Each year the residents of Airlie Beach celebrate The Blessing of the Fleet on Whit Sunday or Pentecost Sunday.
Tourism
Airlie Beach is a tourist destination, popular with backpackers. Its beach is small and the sea is inhabited by marine stingers, the box jellyfish (Chironex fleckeri) from November to May. In order to provide somewhere for the visitors tourists to swim, the local council, has built a small - medium-sized swimming lagoon on the foreshore, similar to the lagoon found in Cairns. The Airlie Beach Lagoon is 4,300 m2 and 4.5 million litres of self-chlorinated water.
The Great Barrier Reef is somewhat accessible from Airlie Beach, with an array of different types of tours available. Majority of these tours depart from Abell Point Marina but a few depart from the recently completed Port of Airlie. The Abell Point Marina contains 507 berths.
History
The name derived from the former town of Airlie and unbounded locality of Airlie Beach. Airlie was named following a request by the Lands Department in December 1935 for the Proserpine Shire Council to provide a name for a new sub-division on the coast. It is almost certain that the town was named for the parish of Airlie, in Scotland, as the name was suggested by the chairman of the former Proserpine Shire Council, Robert Shepherd, who was born in nearby Montrose, Scotland. The official name was Airlie from 1936 until 1987, when it became Airlie Beach.
Airlie Beach Post Office opened on 2 November 1959.
The cruise ship industry in the Whitsundays has been growing steadily, with more ships docking in Airlie Beach and on Hamilton Island every year. The beautiful Whitsundays has a range of shore excursions on offer covering all the iconic experiences of a Whitsunday holiday - from trips to the Great Barrier Reef to go snorkelling or diving, to visits to the world-famous Whitehaven Beach, to scenic flights over the islands.
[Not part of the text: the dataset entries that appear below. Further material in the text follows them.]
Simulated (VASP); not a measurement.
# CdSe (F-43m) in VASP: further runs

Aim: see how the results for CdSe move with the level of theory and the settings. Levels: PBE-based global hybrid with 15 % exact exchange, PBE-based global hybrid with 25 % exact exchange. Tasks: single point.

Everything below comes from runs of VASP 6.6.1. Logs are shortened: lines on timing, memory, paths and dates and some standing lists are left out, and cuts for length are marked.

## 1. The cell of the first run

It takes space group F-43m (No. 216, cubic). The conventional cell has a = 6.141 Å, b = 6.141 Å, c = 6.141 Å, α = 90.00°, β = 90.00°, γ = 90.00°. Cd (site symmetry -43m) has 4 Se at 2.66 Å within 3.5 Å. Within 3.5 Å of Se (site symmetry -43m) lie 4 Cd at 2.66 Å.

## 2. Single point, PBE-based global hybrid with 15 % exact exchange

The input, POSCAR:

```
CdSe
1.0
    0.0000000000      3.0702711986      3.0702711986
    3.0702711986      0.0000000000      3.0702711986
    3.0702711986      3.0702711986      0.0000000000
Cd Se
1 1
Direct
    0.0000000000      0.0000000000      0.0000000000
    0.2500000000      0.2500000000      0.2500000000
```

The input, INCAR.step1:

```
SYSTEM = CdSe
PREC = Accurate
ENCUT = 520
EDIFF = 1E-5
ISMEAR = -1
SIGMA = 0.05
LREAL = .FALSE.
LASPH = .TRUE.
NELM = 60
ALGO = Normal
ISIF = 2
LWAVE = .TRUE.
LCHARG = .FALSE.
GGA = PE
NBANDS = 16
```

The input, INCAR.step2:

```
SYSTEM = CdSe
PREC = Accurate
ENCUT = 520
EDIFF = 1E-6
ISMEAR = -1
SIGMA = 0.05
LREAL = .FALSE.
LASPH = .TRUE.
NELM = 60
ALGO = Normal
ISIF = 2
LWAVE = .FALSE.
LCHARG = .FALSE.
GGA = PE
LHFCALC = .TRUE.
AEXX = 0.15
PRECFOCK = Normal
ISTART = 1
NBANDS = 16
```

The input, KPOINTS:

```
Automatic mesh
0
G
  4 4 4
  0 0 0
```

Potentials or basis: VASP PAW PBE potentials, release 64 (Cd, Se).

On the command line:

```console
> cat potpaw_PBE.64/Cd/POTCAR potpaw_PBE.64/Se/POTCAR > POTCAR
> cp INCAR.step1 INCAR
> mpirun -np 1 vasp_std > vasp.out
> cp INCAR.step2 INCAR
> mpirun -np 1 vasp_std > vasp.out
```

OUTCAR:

On the coast, passengers can experience a number of historical or food-based day trips, or spend the day meandering around the main street of Airlie Beach, visiting the lagoon, picking up some souvenirs at the markets (which pop up every time a cruise ship is in port), and doing a spot of shopping.
Cruise ship passengers constantly rate Airlie Beach as one of their favourite ports, thanks to the stunning destination and the outstanding work put in by the Volunteer Cruise Ship Ambassadors.
The main strip of Airlie where most of the backpacker resorts and pubs are located is usually known as Airlie Beach proper. Cannonvale is the section west of the strip to where the developments peter out. Beyond that is Cannonvalley and Strathdickie - more rural areas where the housing is more acreage style or farming land.
Some ladies from Atlanta sat near me and started talking about couponing. So you know I had to jump in on that conversation. Wished I had my celli to show them what couponing really looks like, but I never turn it on, while I'm on vacation.
We watched a few folks from our group head out for their tours and watched shoppers at the small gift shop there inside the port and finally we were called to line up, as our bus arrived.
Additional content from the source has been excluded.